You can use Entra ID to login to Azure VMs without having to setup Entra Domain Services or AD join the VM, however you may encounter the error “The Sign-in method you’re trying to use isn’t allowed. Try a different sign-in method or contact your system administrator.” This is likely because the Entra ID you are trying to use is required to pass Multifactor Authentication (MFA) but Entra MFA is not supported at the Windows Login. 

Understanding the issue

When an Entra ID-joined Azure VM is configured for user sign-in, it requires authentication through an Entra ID Enterprise Application called Azure Windows VM Sign-in (previously known as Microsoft Azure Windows Virtual Machine Sign-in). If a Conditional Access policy enforcing MFA applies to this sign-in flow, users attempting to log into their VMs with Remote Desktop Protocol (RDP) using their Entra ID may experience authentication failures.

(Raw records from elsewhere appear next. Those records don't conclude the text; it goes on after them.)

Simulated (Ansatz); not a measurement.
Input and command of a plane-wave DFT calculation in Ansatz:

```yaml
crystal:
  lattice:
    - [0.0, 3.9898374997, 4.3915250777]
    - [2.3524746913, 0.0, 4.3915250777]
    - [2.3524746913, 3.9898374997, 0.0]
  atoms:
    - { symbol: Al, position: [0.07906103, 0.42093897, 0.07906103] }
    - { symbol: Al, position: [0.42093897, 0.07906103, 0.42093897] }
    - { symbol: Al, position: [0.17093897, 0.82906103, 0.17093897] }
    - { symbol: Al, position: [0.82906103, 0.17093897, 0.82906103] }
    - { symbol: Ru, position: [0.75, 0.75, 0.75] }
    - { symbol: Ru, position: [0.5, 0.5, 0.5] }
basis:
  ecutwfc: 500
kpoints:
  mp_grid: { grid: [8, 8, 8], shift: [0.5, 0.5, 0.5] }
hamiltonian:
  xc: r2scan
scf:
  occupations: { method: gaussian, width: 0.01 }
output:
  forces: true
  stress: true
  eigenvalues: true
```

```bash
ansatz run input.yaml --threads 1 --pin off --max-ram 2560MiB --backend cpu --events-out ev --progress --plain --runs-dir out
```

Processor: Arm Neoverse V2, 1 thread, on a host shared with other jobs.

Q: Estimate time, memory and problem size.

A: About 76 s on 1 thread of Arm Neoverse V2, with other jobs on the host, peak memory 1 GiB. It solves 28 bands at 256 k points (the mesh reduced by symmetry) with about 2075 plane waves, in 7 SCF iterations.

Microsoft outlines this requirement in their official documentation:
Microsoft Documentation – MFA Sign-in Method Required for Azure AD-Joined VMs

The Fix: Excluding the Right Service Principal

To resolve this, you must exclude the following application from your Conditional Access policies enforcing MFA:

Azure Windows VM Sign-in
(Previously named Microsoft Azure Windows Virtual Machine Sign-in)

Important: The exclusion name must be precise—you cannot find it by searching for “virtual machine,” “VM,” or “sign-in” in the Conditional Access policy UI.

How to Exclude ‘Azure Windows VM Sign-in’ from MFA

  1. Sign into the Microsoft Entra admin center (https://entra.microsoft.com)
  2. Navigate to Protection > Conditional Access
  3. Select the Conditional Access policy that enforces MFA for sign-ins
  4. Under Cloud apps or actions, locate Include > All cloud apps
  5. Click Exclude
  6. Search for and select:
    • Azure Windows VM Sign-in (or Microsoft Azure Windows Virtual Machine Sign-in, depending on your tenant’s naming convention)
  7. Save and apply the changes

Why This Works

By excluding Azure Windows VM Sign-in from MFA enforcement, you allow primary authentication to succeed while still enforcing strong authentication on other resources. So you maintain MFA requirement to everything else but allow the Entra ID VM sign in process through windows login to successfully authenticate without having to do unsupported MFA. This ensures security without breaking user access.

Final Thoughts

MFA is essential for protecting cloud environments, but misconfigured policies can cause unintended disruptions—like blocking Azure VM sign-ins. Precision in exclusions is key. By properly configuring Conditional Access exclusions, you ensure both security and usability for Entra ID-joined Azure VMs.